Names in the Neighborhood: from Pontiac to Wedgwood

McKee’s Correct Road Map of Seattle and Vicinity, 1894, shows the railroad line. Courtesy of the Seattle Room, Seattle Public Library. The snaking line of the SLS&E Railroad is shown through the communities of Fremont, Latona (Wallingford), Ravenna, Yesler (Laurelhurst) and north past Sand Point. Block dots indicate population clusters. Calvary Cemetery, established 1889, is a point of reference at the corner of NE 55th Street and 35th Ave NE.

In 1887 the Seattle, Lake Shore & Eastern Railroad was up and running, a line now followed by the Burke-Gilman Trail.  The railroad paralleled streetcar lines from downtown Seattle as far as Fremont which was a major transportation hub for people to continue on to residential districts like Green Lake.

The SLS&E Railroad was mainly for industrial use, so it travelled eastward to the sawmill village of Yesler (Laurelhurst) and then north along the shore of Lake Washington past various freight stops.

The ultimate goal of the railroad was the coal fields near Gilman (Issaquah) east of Seattle, as well as carrying loads of bricks and lumber from the stops along the way.  With the coming of the railroad and the ability to send and receive goods to and from downtown Seattle, businesses, mail stops and villages sprang up along the route of the SLS&E.
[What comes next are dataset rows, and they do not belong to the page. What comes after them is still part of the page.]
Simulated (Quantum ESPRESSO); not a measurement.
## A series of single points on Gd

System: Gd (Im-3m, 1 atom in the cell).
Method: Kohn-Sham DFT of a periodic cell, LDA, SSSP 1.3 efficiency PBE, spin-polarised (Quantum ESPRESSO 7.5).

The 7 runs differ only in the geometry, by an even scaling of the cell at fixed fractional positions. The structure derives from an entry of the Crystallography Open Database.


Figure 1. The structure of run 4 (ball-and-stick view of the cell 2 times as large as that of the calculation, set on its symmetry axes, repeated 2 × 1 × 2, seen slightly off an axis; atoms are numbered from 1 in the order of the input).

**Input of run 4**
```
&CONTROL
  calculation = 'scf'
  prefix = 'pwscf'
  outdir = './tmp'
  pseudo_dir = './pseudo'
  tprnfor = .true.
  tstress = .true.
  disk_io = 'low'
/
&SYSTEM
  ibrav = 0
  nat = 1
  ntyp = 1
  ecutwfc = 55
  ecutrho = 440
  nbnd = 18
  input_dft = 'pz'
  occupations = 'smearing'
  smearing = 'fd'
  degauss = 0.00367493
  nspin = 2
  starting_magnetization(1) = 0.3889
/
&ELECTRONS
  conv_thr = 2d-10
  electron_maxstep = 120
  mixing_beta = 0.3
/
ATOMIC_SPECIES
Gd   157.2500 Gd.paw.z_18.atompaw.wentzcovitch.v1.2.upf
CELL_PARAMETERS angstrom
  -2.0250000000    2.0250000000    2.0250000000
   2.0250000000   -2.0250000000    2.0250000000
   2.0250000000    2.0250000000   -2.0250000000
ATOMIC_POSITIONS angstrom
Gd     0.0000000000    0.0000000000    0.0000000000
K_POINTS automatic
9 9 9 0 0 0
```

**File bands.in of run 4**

Passenger cars could also be attached, and early Seattleites enjoyed traveling out to Snoqualmie Falls.

Copyright notice:  text and photos on this article are protected under a Creative Commons Copyright.  Do not copy without permission.

The shingle mill on the lake

In 1884 before the coming of the SLS&E Railroad, Osborn M. Merritt from Pontiac, Michigan, bought land on the shore of Lake Washington at about NE 75th Street.  There were two streams, one at about 75th and the other at about NE 80th, which emptied into a little bay.  The Merritts set up a shingle mill which they named the Pontiac Shingle Company.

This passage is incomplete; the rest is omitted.